Description
This NER model was trained over the MIT Movie Corpus complex queries dataset to detect movie trivia. We used BertEmbeddings (bert_base_cased) model for the embeddings to train this NER model.
Predicted Entities
- Actor
- Award
- Character_Name
- Director
- Genre
- Opinion
- Origin
- Plot
- Quote
- Relationship
- Soundtrack
- Year
How to use
document_assembler = DocumentAssembler() \
.setInputCol('text') \
.setOutputCol('document')
tokenizer = Tokenizer() \
.setInputCols(['document']) \
.setOutputCol('token')
embeddings = BertEmbeddings\
.pretrained('bert_base_cased', 'en')\
.setInputCols(["token", "document"])\
.setOutputCol("embeddings")
ner_model = NerDLModel.pretrained('ner_mit_movie_complex_bert_base_cased', 'en') \
.setInputCols(['document', 'token', 'embeddings']) \
.setOutputCol('ner')
ner_converter = NerConverter() \
.setInputCols(['document', 'token', 'ner']) \
.setOutputCol('entities')
pipeline = Pipeline(stages=[
document_assembler,
tokenizer,
embeddings,
ner_model,
ner_converter
])
example = spark.createDataFrame(pd.DataFrame({'text': ['My name is John!']}))
result = pipeline.fit(example).transform(example)
val document_assembler = DocumentAssembler()
.setInputCol("text")
.setOutputCol("document")
val tokenizer = Tokenizer()
.setInputCols("document")
.setOutputCol("token")
val embeddings = BertEmbeddings.pretrained("bert_base_cased", "en")
.setInputCols("document", "token")
.setOutputCol("embeddings")
val ner_model = NerDLModel.pretrained("ner_mit_movie_complex_bert_base_cased", "en")
.setInputCols("document"', "token", "embeddings")
.setOutputCol("ner")
val ner_converter = NerConverter()
.setInputCols("document", "token", "ner")
.setOutputCol("entities")
val pipeline = new Pipeline().setStages(Array(document_assembler, tokenizer, embeddings, ner_model, ner_converter))

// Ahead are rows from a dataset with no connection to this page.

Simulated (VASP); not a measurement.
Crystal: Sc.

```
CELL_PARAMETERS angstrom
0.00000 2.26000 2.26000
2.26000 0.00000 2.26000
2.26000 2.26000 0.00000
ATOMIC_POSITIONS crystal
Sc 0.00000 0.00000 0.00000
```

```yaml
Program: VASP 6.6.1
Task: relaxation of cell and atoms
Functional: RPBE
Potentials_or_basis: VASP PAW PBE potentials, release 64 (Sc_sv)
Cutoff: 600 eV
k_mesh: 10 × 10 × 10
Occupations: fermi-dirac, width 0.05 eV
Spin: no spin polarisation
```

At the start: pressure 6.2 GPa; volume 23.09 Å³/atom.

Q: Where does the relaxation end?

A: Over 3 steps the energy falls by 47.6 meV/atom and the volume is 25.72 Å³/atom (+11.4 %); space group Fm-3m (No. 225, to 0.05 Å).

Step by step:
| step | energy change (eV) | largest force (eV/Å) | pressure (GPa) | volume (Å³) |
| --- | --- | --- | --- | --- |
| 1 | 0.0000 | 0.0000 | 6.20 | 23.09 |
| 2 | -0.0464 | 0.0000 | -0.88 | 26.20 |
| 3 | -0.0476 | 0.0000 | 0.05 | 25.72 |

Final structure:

val result = pipeline.fit(Seq.empty["My name is John!"].toDS.toDF("text")).transform(data)
import nlu
text = ["My name is John!"]
ner_df = nlu.load('en.ner.ner_mit_movie_complex_bert_base_cased').predict(text, output_level='token')
Model Information
Model Name: | ner_mit_movie_complex_bert_base_cased |
Type: | ner |
Compatibility: | Spark NLP 3.1.3+ |
License: | Open Source |
Edition: | Official |
Input Labels: | [sentence, token, embeddings] |
Output Labels: | [ner] |
Language: | en |
Data Source
https://groups.csail.mit.edu/sls/downloads/movie/
Benchmarking
processed 15904 tokens with 2278 phrases; found: 2292 phrases; correct: 1664.
accuracy: 88.81%; (non-O)
accuracy: 88.78%; precision: 72.60%; recall: 73.05%; FB1: 72.82
Actor: precision: 96.46%; recall: 94.97%; FB1: 95.71 509
Award: precision: 63.64%; recall: 61.76%; FB1: 62.69 33
Character_Name: precision: 61.62%; recall: 68.54%; FB1: 64.89 99
Director: precision: 83.43%; recall: 84.36%; FB1: 83.89 181
Genre: precision: 74.07%; recall: 73.62%; FB1: 73.85 324
Opinion: precision: 39.18%; recall: 46.91%; FB1: 42.70 97
Origin: precision: 35.37%; recall: 40.85%; FB1: 37.91 82
Plot: precision: 53.95%; recall: 53.60%; FB1: 53.77 621
Quote: precision: 64.29%; recall: 39.13%; FB1: 48.65 14
Relationship: precision: 48.00%; recall: 50.00%; FB1: 48.98 50
Soundtrack: precision: 80.00%; recall: 57.14%; FB1: 66.67 5
Year: precision: 94.22%; recall: 93.88%; FB1: 94.05 277